JPJ sound

Discussion in 'Strings [BG]' started by cecile, Mar 23, 2005.

  1. Would yous guy mind recommending some strings that will give more of a John Paul Jones tone to my 76' jazz
  2. I think flats do a good job of approximating the JPJ jazz bass tone, although I've heard conflicting reports on whether he actually used flats or not.
  3. Beefbass

    Beefbass Guest

    Feb 4, 2001
    I know that I read it somewhere, JPJ said he switched to roundwounds during his session days, because he felt the flats weren't punchy enough for him.

    I must say though, the first 2 zeppelin albums, they do sound like flats. I have an easier time getting that tone with flats.

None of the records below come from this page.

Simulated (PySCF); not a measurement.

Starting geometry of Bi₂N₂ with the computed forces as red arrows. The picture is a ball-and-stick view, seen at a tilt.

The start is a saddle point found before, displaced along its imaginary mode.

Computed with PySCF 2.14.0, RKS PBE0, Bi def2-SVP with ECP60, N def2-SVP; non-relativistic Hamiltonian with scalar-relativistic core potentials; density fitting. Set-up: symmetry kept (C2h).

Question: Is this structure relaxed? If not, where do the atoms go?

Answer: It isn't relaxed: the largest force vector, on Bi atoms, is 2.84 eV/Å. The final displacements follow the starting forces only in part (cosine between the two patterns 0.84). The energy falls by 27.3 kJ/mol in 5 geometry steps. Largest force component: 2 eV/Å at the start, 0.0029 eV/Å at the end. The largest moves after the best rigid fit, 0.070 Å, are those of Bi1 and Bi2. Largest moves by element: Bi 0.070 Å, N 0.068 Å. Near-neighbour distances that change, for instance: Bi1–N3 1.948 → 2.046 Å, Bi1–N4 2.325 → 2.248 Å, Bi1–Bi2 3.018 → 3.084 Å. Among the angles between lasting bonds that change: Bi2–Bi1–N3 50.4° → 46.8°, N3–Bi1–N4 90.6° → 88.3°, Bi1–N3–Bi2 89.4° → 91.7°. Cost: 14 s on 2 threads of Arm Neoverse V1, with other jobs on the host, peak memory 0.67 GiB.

    Anyone else know something about this?
  4. I'm not to familiar with flats, any certain kind I should look for
  5. NOLA Bass

    NOLA Bass Mr. Worst Case Scenario Man Gold Supporting Member

    Feb 3, 2005
    New Orleans LA
    I think I'd go with Nickel Round Wounds. He has endorsed Rotosound for a bit now. I'd also learn mandolin, keyboards, and arranging.
  6. glwanabe

    glwanabe Guest

    Apr 21, 2002
    JPJ used roto flats on his jazz. He used rounds on the Alembic. At various times he also played a single coil P, and a Fretless P. He may have used a few others.

    I get a very good tone using Fender ML9050's on a standard jazz. One of the keys to his tone is in the way he plucked the strings. He has said that he has a very hard attack to the strings. Watch some video's of him playing and you will notice how he plucks the strings, It is a sharp fast attack. He also is all over the place as far as where he plucks. Sometimes it is between the pups and then he will be just over the neck.

    One of my favorites of him playing from there DVD is of him playing a fretless Precision. He just smokes!

    Another way to copy him would to become a theory geek, learn, learn , learn, and take up keys and mandolin.
  7. Kazuki


    Aug 14, 2004
    Yup, one awesome thing about JPJ is the diversity he displayed. changing his picking hand position to get a different tone, using a pick when required... It does wonder to shape different tones and sounds.

    As for the question, I have read somewhere too that he did used flats on his jazz in the earlier days. He apparently switched to rounds during the session days to better accomodates what was asked of him, as I think I recall him saying that he was often asked to get more "click" and punch to the sound.

    But if you are looking for that old Zeppelin tone (like on "Dazed and Confused", for example) then I think rounds would be the way to go.